Research Interests
Our lab studies changes in the modern climate on the surface of the Earth and their interaction with the solid Earth below. Recently we have focused on the several topics below, but we continually seek to understand what is the next most important research problem. In all areas, we integrate a variety of data and methods to gain a more complete understanding of the changing Earth.


Geographic pattern of the cumulative mass change over Antarctica for the period between 1/2003 and 6/2014.
Ice sheet and glacier mass balance
Since 2002, the GRACE satellites have been measuring Earth's gravitational field. By examining monthly snapshots of the geopotential field we measure changes in the ice mass of the world's ice sheets and mountain glaciers.
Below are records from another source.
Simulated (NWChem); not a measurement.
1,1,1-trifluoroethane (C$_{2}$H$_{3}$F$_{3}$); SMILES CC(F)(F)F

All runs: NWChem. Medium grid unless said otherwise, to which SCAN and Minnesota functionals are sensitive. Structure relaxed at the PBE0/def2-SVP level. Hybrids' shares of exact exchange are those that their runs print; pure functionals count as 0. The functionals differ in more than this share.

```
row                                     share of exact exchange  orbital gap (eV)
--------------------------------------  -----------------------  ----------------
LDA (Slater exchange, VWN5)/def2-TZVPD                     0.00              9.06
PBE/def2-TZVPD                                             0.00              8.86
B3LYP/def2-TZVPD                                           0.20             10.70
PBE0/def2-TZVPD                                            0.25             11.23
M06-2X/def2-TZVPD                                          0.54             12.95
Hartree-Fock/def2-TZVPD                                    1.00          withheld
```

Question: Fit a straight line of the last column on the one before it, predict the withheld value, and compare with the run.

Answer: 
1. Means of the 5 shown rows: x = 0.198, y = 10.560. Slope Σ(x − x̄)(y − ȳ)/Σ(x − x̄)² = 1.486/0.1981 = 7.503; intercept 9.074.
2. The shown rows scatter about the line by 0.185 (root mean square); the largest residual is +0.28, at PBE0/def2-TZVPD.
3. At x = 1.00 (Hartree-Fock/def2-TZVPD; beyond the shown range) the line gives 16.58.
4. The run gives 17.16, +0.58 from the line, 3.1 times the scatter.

We use spherical Slepian functions to regionally localize the GRACE potential fields. With this technique we make better use of the available data and learn more information about where mass change is occurring in Greenland and Antarctica. Our work is able to resolve ice mass flux in unprecedented geographical and temporal detail. We are interested in the total amount of ice mass change over time, and how the map pattern of this mass flux changes year-to-year.

Relevant Publications: Relevant Software:


Example dynamic topography output generated from imposing velocity at the surface of the continental keel under Australia.
Mechanical properties and dynamics of the lithosphere and mantle
Our understanding of Earth's deformation and dynamics fundamentally depends on the mechanical properties of the mantle and lithosphere. By using three-dimensional finite-element, parallel-computing geodynamic codes we can develop and run numerical experiments to investigate the influence of these properties on deformation.

In our past work we have looked at how the shallow lithosphere can deform due to annual changes in the ice sheet above, how large continental keel regions move throughout the upper mantle, and how density instabilities in the mantle lithosphere causing sinking regions to downwell into the mantle. Although they tell us about vastly different time scales, each experiment gives us insight into the evolution of the solid Earth.

Relevant Publications:


Slepian basis functions for Greenland.
Signal and spectral analysis on the sphere
As geoscientists we often deal with data distributed over the sphere, and we wish to consider a specific local area of interest. How can we best represent the data in this local region? Estimating the local signal and performing spectral analysis on the partial sphere is not a straightforward problem.

To address this, we have developed SLEPIAN, a software suite with a multitude of numerical and computational tools to accomplish spherical data analysis in the geosciences and beyond. At its core are routines that construct scalar spherical Slepian functions on arbitrarily shaped domains. A second group solves the linear inversion problem of extracting a signal from partially and noisily observed data on the surface of a sphere. A third group of algorithms performs quadratic estimation of the power spectral density to estimate from the data the amount of energy per area that the signal has as a function of spatial frequency. The fourth group is specifically for the analysis of time-variable gravitational potential data products from the GRACE mission.

As our work expands so will our software offerings, as we consider them an integral part of our research results, and necessary for reproducible research.